Open or Closed

Although I favor the open mind, I certainly do not advocate that the mind should be so open that the brains fall out.
~Arthur Hays Sulzberger (among others) — New York Times publisher from 1935-1961 from “Freedom of Information” 

Sculpture “Melancholy” in Geneva, Switzerland by Albert György

I tell you this
to break your heart,
by which I mean only
that it break open and never close again
to the rest of the world.
— Mary Oliver from New and Selected Poems, Volume Two

Few things are as condemning in this day and age than being accused of being closed-minded.  In religion and politics, the most zealous liberals and hard-core conservatives are the least likely to see another point of view, much less tolerate it. They are more than willing to “cancel” anyone who might be bold enough to express another perspective.

On the one hand, when unwilling to consider a differing opinion or world view, it becomes impossible to admit one could be a little bit misinformed or just plain wrong. Some hard-heads are locked so tight because they have intentionally lost the key to ever risk being open.

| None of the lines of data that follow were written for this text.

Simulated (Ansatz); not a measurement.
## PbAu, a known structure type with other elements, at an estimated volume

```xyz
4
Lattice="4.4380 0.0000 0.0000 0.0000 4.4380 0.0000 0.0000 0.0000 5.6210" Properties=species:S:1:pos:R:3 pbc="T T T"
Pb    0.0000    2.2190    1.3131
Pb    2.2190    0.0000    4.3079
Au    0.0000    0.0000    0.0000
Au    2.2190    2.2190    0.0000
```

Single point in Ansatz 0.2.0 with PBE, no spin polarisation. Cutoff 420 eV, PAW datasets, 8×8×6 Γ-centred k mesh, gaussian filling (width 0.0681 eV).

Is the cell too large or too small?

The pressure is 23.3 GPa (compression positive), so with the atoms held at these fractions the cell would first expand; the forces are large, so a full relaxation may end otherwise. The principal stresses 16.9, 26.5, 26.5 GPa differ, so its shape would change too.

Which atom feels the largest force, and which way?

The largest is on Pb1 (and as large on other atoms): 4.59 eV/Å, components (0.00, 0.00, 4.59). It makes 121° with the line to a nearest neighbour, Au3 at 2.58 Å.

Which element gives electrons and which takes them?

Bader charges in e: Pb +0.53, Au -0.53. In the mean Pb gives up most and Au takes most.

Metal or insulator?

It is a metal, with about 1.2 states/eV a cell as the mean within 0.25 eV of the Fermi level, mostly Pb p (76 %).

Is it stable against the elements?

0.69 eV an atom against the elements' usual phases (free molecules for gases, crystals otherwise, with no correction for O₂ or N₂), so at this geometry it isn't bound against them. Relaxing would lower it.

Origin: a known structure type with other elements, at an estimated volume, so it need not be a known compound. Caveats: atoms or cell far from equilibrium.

On the other hand, I know those who are so open-minded, there is nothing left but blank space because common sense has spilled out — whatever feels right, anything goes, no judgment, no boundaries, no barriers, all doors and windows flung ajar with “liberating” breezes coming and going.

It is a terribly empty void to behold when one’s brains have fallen out.

As for me, moderate middle-of-the-road person that I am, I tend to keep a protective helmet on but listen for the knock on the door of my convictions and opinions to see who or what may be there, remaining receptive to some possibility other than what I think I know.

All in all, we should prefer open-hearted over open- or closed-minded.  Although far costlier, Love spilled from a broken Incarnate Heart and flooded the world with undeserved Grace. It will never be closed again.